2B(8)(iv). CANCELLATION FEE. If the Company at any time notifies
Prudential in writing that the Company is canceling the closing of the purchase
and sale of any Accepted Note, or if Prudential notifies the Company in writing
under the circumstances set forth in the last sentence of paragraph 2B(5) or the
penultimate sentence of paragraph 2B(7) that the closing of the purchase and
sale of such Accepted Note is to be canceled, or if the closing of the purchase
and sale of such Accepted Note is not consummated on or prior to the last day of
the Issuance Period (the date of any such notification, or the last day of the
Issuance Period, as the case may be, being herein called the "CANCELLATION
DATE"), the Company will pay to Prudential in immediately available funds an
amount (the "CANCELLATION FEE") calculated as follows:
PI X PA
where "PI" means Price Increase, i.e., the quotient (expressed in decimals)
obtained by dividing (a) the excess of the ask price (as determined by
Prudential) of the Hedge Treasury Note(s) on the Cancellation Date over the bid
price (as determined by Prudential) of the Hedge Treasury Notes(s) on the
Acceptance Day for such Accepted Note by (b) such bid price; and "PA" has the
meaning ascribed to it in paragraph 2B(8)(iii). The foregoing bid and ask
prices shall be as reported by Telerate Systems, Inc. (or, if such data for any
reason ceases to be available through Telerate Systems, Inc., any publicly
available source of similar market data). Each price shall be based on a U.S.

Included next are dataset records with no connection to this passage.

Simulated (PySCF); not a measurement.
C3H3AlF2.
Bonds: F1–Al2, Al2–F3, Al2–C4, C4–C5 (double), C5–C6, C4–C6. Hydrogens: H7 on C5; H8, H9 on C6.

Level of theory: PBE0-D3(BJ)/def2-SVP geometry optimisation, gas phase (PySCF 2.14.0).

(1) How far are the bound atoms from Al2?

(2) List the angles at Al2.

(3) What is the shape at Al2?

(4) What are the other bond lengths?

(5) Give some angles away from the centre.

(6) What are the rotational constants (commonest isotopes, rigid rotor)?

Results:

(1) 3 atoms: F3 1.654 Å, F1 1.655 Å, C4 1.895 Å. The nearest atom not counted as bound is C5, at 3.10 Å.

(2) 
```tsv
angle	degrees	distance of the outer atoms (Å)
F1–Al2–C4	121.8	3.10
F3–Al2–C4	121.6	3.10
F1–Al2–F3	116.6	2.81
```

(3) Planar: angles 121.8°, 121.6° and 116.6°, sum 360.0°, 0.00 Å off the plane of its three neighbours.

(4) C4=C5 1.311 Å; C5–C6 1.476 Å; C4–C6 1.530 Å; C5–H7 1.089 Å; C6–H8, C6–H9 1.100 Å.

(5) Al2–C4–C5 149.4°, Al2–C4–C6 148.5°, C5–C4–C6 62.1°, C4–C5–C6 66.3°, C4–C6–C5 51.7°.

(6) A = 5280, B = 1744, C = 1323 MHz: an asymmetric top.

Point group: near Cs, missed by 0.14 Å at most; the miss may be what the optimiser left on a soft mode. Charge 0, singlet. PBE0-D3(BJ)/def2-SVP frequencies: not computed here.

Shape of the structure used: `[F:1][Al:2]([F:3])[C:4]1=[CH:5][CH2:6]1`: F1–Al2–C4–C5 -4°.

Treasury security having a par value of $100.00 and shall be rounded to the
second decimal place. In no case shall the Cancellation Fee be less than zero.
3. CONDITIONS OF CLOSING. The obligation of any Purchaser to
purchase and pay for any Notes is subject to the satisfaction, on or before the
Closing Day for such Notes, of the following conditions:
3A. CERTAIN DOCUMENTS. Such Purchaser shall have received the
following, each dated the date of the applicable Closing Day:
(i) The Note(s) to be purchased by such Purchaser.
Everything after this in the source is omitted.